Rather, his is an amalgamation of different approaches, marked by incredible tactical flexibility. Against Manchester City, he packed his team with four classical central midfielders to man-mark City’s attackers. It’s a trend that is getting increasingly popular in Italian football, and helps wield midfield control as well as create overloads centrally. City were caught off-guard, and Villa pressed relentlessly higher up the pitch, winning possession in the final third 13 times, the most ever against a Guardiola team.

Against Arsenal, they did not always press as high. They are lightning quick in transitions, with McGinn and the two No. 10s Bailey and Moussa Diaby all slicing into spaces with both incision and precision. A robust backline protected by the tenacious double pivot of Douglas Luiz and Boubacar Kamara has made them an impregnable defensive block, as Arsenal and City would vouch for.
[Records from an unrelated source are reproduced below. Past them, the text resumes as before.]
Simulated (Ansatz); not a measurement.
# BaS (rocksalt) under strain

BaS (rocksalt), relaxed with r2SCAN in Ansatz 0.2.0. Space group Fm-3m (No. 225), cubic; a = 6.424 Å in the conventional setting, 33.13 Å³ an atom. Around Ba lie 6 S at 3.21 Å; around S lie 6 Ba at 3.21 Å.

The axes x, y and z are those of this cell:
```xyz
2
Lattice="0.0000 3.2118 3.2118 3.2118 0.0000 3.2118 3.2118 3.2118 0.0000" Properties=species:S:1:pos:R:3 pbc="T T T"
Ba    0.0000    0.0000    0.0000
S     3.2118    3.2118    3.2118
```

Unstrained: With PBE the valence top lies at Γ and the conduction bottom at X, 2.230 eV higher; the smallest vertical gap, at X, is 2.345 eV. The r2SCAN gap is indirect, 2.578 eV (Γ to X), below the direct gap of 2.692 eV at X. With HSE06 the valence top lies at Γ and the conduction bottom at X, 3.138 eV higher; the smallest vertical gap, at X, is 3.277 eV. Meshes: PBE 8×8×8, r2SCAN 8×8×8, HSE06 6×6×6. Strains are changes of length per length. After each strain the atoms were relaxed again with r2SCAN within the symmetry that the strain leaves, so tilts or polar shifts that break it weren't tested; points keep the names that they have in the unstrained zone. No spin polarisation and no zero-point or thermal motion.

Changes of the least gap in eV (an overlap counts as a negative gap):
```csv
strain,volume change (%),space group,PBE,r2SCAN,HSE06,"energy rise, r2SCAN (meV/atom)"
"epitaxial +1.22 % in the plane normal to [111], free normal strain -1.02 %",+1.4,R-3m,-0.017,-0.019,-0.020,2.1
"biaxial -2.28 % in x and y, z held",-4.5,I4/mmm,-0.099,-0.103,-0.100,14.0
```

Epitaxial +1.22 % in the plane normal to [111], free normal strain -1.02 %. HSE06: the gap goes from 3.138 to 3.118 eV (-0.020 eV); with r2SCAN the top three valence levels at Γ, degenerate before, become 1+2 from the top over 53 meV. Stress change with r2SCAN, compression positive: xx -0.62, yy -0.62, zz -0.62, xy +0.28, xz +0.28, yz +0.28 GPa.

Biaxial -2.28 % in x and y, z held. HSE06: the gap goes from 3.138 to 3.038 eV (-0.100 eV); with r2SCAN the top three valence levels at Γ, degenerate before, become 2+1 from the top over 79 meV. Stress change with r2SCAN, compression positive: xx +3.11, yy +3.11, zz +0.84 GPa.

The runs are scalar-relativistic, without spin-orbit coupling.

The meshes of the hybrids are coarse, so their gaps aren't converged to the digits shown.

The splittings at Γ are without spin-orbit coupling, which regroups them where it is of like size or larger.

Both Arteta and Guardiola, whose teams Emery beat in the space of four days, played up Villa’s title-challenging potential.

Beyond the theme of redemption and Villa pushing for the title, here is a manager enjoying what he does. It was not the case at Arsenal, where he said there was too much politics behind his back, where he was coaching with a group of strangers, where he had little freedom and most of all, where the giant shadow of Arsene Wenger loomed over him. At Villa, Emery is casting his own shadow.